Business with an Employee Mindset

More recently, as my business has grown much beyond me, now with a team of nearly 20 people, some of whom I have yet to even meet, and client projects I don’t even know about, I laugh at was the struggle to get my business off the ground 4 years ago. However, looking back, I was REALLY struggling with getting my first few clients, and even when I did, I priced myself pretty horribly, doing the same website work that I would now sell for tens of thousands.

One of the places I was stuck was in my own head – the employee mindset.

When I started my business from my freshman dorm room, I had just come out of a $15 an hour job at an internet and networking company. The job wasn’t my favorite, but it helped put some money into my pocket and savings for college.

Then, I got to college, realized I was broke, couldn’t find a job, and decided to get into freelancing to try and make things work.

I had a few conversations with some businesses via cold email, and when it came to pricing and quotes, I had no idea what to do, so I did what I was used to doing. $15 x (amount of work hours) = final price. However, I quickly learned that there were two major problems with this approach.

First, I was underquoting. $15 per hour was vastly below market value, which looking back is probably why I lost so many deals in the beginning. Even if a project took me 80 hours, it was only $1200, taking over two weeks to develop without counting revisions.
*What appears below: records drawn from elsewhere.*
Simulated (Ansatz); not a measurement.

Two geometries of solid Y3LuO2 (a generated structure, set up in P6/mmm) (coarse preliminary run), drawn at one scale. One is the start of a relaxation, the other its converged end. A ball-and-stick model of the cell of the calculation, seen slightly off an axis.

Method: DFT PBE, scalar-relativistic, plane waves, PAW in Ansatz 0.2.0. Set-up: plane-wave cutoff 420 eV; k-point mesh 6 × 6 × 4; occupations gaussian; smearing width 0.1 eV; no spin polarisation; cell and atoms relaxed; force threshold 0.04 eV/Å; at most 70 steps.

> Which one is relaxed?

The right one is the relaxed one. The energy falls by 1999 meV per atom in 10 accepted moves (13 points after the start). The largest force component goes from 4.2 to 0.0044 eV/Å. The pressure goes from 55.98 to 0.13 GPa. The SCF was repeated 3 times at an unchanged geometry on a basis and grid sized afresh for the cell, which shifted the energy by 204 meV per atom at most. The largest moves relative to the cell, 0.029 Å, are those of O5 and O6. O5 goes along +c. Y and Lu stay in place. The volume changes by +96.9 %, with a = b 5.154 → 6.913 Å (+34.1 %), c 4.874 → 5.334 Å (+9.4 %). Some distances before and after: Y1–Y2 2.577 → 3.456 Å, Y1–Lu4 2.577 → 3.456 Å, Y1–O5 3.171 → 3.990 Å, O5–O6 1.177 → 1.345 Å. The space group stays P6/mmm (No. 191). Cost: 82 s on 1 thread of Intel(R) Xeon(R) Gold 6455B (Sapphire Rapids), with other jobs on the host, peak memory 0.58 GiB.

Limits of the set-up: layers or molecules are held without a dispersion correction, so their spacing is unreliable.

Second, I was unable to scale. $15 an hour barely get’s you a developer from the most un-developed corners of the world, let alone get my bills paid at the end of the day. I obviously wanted to make money, but in my head, because of the “employee hourly mindset,” I was mentally incapable of setting higher prices.

Somehow, I scrapped for nearly 3 years like this, raising my prices slowly. As my prices went up, I realized that I could use sub-contractors more and focus on the sales and business side. It wasn’t until I decided to attack my sales with a more “value based” approach.

In 3 years of cold sales, it became apparent to me who would make a good client vs a bad client. The “value” buyers were always less picky, easier to work with, and let me have my freedom on projects, resulting in a better product at the end. Everyone wins. Pricy picky clients would micro-manage, challenge every thought that I had, and then be reluctant to pay at the end of the project.

Where Things Changed

I got a lead from LinkedIn at the end of 2019 with a company in Des Moines, my hometown, which was pretty shocking to me considering my LinkedIn marketing covered the entire country. I had a phone call with the clients and it became apparent that they were value buyers. I knew this was my chance to make more money than I normally did at the time. We discussed the website on the phone.

I got back to Des Moines and had my proposal ready for them. I went to their office, pitched all the details, website vision, etc. Then at the end they asked “Alright, so what are we looking at for pricing?”

To be honest, I sat there scared to say the number that I had in my head. This was going to be the simplest website I had done in years, but I was going to charge 10x more than I did with other projects of similar size. I said “How does about $5k sound?” I instantly regretted saying that number. It was too high. I’m going to lose this client opportunity, I thought.

Without even flinching, they said “Great! Let’s get started!”.

I was shocked in the moment. We built the website, they were happy with it, I got paid. In addition, they were the easiest clients I had ever worked with.

I had broken through the “employee mindset” after 3 years, something that should have happened in year one.

Breaking the Mindset

If I could go back and tell my younger-self anything about business and breaking the employee mindset, it would be these things.

  1. Focus on sales, but don’t sweat it – I had a scarcity mindset as well in the beginning. I only had a few leads every quarter and didn’t want to waste the opportunities. However, if I would have focused more on out reach, rather than the small lead batch I had, I would have had more opportunities to sell.
  2. Keep raising prices, even if it makes you uncomfortable – this is the only way to mentally break through the “glass ceiling” that you yourself have put into your head. In addition, if you lose out on one sale, number 1 should keep getting you more at bats.
  3. Raise your overhead – Once I started sub-contracting and creating more overhead for myself, it became much easier to justify the higher prices, which did lead to more profit, eventually. Make yourself uncomfortable here, again.

Breaking the employee mindset was very difficult to do and took years. It’s not something that you’ll fix overnight, but I truly believe that if I could do it, anyone can.